Saturday, October 14, 2017

Is There A Home in the Valley of Capitalism?


God help me, but I am glad my parents are not here to see this. Mountain View, California. There are

people living in their cars on the streets now. Never, never in my life have I seen such a thing here.

I was born in Palo Alto and raised in Mountain View. This is the home of Facebook

and Google. This is the home of capitalism. This is my home.

Every family has it's myth, or it's truth. My parent's story sounds somewhat like a truth of mythic

proportions. My mother was the first woman to graduate as an electrical engineer from New Mexico

State University. My father was a mathematician and engineer. They met while working on missile

telemetry at White Sands Proving Grounds in the post Manhattan Project cold war era. In 1955 they

left to Palo Alto, California in an exodus of engineers and scientists for the peace movement of the 

San Francisco Bay Area. Many landed as professors at Berkeley, or to Palo Alto as teachers and

engineers.  Many joined the Unitarian church, the epicenter of political activism.

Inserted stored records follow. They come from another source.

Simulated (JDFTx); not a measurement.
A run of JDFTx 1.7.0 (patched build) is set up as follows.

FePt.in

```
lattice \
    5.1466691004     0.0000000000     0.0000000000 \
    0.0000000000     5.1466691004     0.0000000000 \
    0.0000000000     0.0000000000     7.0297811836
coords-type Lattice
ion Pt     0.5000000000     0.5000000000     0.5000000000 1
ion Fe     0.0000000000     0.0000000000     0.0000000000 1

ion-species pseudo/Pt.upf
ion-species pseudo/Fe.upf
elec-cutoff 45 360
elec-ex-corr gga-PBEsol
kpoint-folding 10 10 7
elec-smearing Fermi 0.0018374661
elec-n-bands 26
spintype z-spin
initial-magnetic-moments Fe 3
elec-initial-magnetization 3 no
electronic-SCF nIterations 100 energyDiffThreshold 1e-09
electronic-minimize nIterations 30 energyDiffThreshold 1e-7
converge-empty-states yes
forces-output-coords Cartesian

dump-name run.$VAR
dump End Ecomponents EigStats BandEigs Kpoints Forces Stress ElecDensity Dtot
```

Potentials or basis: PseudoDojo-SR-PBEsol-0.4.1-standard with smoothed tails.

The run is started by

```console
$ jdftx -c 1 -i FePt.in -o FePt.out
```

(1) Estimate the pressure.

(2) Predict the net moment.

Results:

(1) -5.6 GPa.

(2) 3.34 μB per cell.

“We no longer wanted to work on weapons of mass destruction,” my mother said.

So I grew up learning to program computers with punch cards. I grew up in an economy that was

nothing but upwardly mobile. I grew up understanding that as my parents were of the Great

Depression, it was a given in this life: Work hard, things get better.

It was one of those endless Saturday afternoons, the type where all options are yours when you're

ten. Coloring, reading, bike riding, playing my little guitar... the world was wide open for a child in

the early 70's. An old truck pulled up in front of our manicured lawn. A man, he was Mexican, and a

boy about my age walked up to our front door and I ran to answer. My father joined me and spoke to

this man while his son and I looked at each other curiously.  He probably wondered about my life as 

much as I wondered about his.

The boy's dad said that he and his son would wash all the windows on our house for twenty

five dollars, and my father said yes. They did the work and my father offered them a few more jobs.

     One day my mom told me that the man who came to our door that day now had a full time job as 

the handyman at a motel our neighbor across the street owned. I asked my dad about that one day. He

told me how impressed he was. He told me of the important and valuable lesson this father, who

 barely spoke English was imparting on his son. That it is ok to knock on someone's door. There is no

 shame in asking for work. This boy had a good father who was teaching him important values in this

 world.

So I wonder when I look at the level of homelessness where I come from, Silicon Valley. I wonder

how my father's values translate now. How can any society continue when those whose hard work 

doing the most basic things we all need, childcare, cleaning, making food, washing windows... are

 left to be homeless?

My father felt a deep commitment to his fellow man. My father grew up in poverty, but he worked

hard and Things Got Better.  In all truth, my father could never say no to those who knocked on our

door for help.

So I wonder what he would do now. There are so many to help. On the streets of Mountain View,

people have no place to live.

Right up until the crash of 2007/2008, my father's life got better. That's when two thirds of everything

he worked for in this world vanished. And it killed him. He died April 3rd, 2009.

God help me but I am thankful he is not here to see what is happening in the town he made our home.